The d20 crash was when WotC produced 3.5 without warning, leaving d20 publishers, distributors and stores with large amounts of d20 products that were largely unsellable. I don't know what the impact was on WotC, but it's not directly about WotC.
Which would explain part of the reason why 3.0 PHB is available for 5 bucks on Amazon and the 3.5 PHB is still running 15. But I never saw anyone sticking with 3.0. I'm curious what the numbers were for the DMGs, and if they were substantially different. Also, I was under the impression the 3.5 splatbooks sold a lot better then the 3.0 splatbooks, the d20 crash (having driven competing splatbooks out of the market) and making them hardback apparently helped that.
Yeah, all these figures you see online are dubious. I read in an interview with one of the former WotC guys that the 4e core books sold more than any previous edition. Of course he may have meant implicitly "right out of the gate" or something, I don't really recall the exact wording. But that's it see, things are remembered, memory is unreliable, maybe I remember it exactly right, but maybe the guy that said it didn't know or misremembered or lied, or maybe there was some subtle qualifier in there, maybe even just contextual.
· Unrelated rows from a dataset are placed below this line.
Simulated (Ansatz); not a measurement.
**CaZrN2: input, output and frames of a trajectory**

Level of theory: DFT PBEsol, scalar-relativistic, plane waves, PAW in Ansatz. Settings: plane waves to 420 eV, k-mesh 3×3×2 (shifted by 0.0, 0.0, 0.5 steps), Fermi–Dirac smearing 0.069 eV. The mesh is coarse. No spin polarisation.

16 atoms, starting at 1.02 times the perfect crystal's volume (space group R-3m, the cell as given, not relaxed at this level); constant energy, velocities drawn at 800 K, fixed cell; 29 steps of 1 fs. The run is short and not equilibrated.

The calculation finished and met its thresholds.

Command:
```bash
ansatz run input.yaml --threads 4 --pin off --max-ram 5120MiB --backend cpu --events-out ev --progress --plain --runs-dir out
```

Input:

So, the Eric Mona figure COULD be correct and the quote I read could be correct and the problem was simply sustained interest in the face of things like PF. I gotta believe PF hurt D&D a good bit. It was JUST enough of a refresh that a lot of people bought it even if they were basically happy 3.5 players, and its really rather hard to find someone that wouldn't quickly and painlessly migrate to PF without a big ruckus. You can take your 3.5 group and nobody will get all steamed or feel unhappy about learning a new game, its just not really that new.
Obviously that begs the question about what WotC should have done, but I think the problem there is twofold. First is the NARRATIVE, "plucky 3PP left out in the cold strikes off on its own to help players left behind by nasty WotC 4e moneygrab" vs "Nasty WotC 4e (albeit 3.75) money grab, why bother?". They just couldn't win there. Releasing a 3.75 for WotC would have been stillborn. It would have sold some books, but it would have been a slow and hard sell, probably slower and harder than 3.5, not what they were after.
The point being most of the people that bought PF wouldn't have bought 3.75. OTOH producing 4e wasn't a better solution. I'll give Mike credit for one thing. He has shaped the anti-4e backlash into a more sympathetic narrative for WotC. Now its the "poor bumbling fools have learned from their mistake" narrative.
However, they still face the OTHER WotC problem. WotC has it would seem driven out all the really creative talent they ever had in house. At least they somehow don't UNLEASH it creatively. I think things are just too much "brand management" over there. When Paizo releases a product its cool. When WotC releases a product its much more bland.